Magrette Regattare 11
With similar specifications to the Waterman, the Magrette Regattare 11 is not a huge change for the lineup of the New Zealand brand, though it does have a different look, and a different appeal. The Waterman was more vintage inspired with its dial and hands, and especially the protruding sapphire crystal. The Regattare 11 is an updated version of their 2011 model, coming in now at 42mm and both a leather and Tropic style rubber strap.
Magrette Regattare 11 Specifications:
- MODEL: REGATTARE 11
- CASE FINISH: BRUSHED SIDES, BEZEL AND BACK WITH A POLISH FINISH ON THE TOP OF CASE AND BLACK PVD CASE.
- MOVEMENT: 9015 MIYOTA WITH HACKING SECONDS
- CASE DIAMETER: 42MM EXCLUDING THE CROWN
- LUG WIDTH: 22MM
- LUG LENGTH: 51.5MM
- CASE THICKNESS: 13MM
- CASE FINISH: 316L STAINLESS STEEL
- CROWN: SCREW DOWN.
- CRYSTAL: SAPPHIRE (DOUBLE DOMED), AR COATING.

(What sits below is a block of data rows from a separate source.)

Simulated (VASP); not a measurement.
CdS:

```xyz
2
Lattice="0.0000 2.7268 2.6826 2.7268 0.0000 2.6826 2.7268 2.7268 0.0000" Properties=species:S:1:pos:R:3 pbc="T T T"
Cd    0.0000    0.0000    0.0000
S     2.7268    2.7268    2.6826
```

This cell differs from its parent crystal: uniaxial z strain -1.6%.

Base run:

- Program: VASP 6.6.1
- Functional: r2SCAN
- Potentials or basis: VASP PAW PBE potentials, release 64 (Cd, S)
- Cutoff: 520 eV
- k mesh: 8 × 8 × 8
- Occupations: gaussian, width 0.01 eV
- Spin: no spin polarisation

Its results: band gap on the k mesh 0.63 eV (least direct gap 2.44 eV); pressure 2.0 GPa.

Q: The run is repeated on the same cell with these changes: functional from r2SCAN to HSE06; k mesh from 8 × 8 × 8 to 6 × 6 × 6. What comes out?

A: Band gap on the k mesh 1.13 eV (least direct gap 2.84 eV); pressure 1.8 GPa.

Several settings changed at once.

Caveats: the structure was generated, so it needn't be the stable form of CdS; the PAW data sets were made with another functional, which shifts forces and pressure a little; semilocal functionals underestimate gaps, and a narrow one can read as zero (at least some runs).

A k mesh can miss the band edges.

- WATER-RESISTANCE: 200M/20ATM WATER RESISTANCE
- STRAP: 1X LEATHER STRAP, REMBORDE EDGE, LORICA LINING
PRICE $585 USD
For me, the Regattare 11 is a more pleasing watch, both in looks and readability. My biggest issue with the Waterman was the crystal. Had it been flat as this is, my stance might be different. Following the trend of smaller cased watches, the 42mm Regattare 11 is a sweet spot for many, and the dual crown allows you to have diving functionality with a larger dial opening.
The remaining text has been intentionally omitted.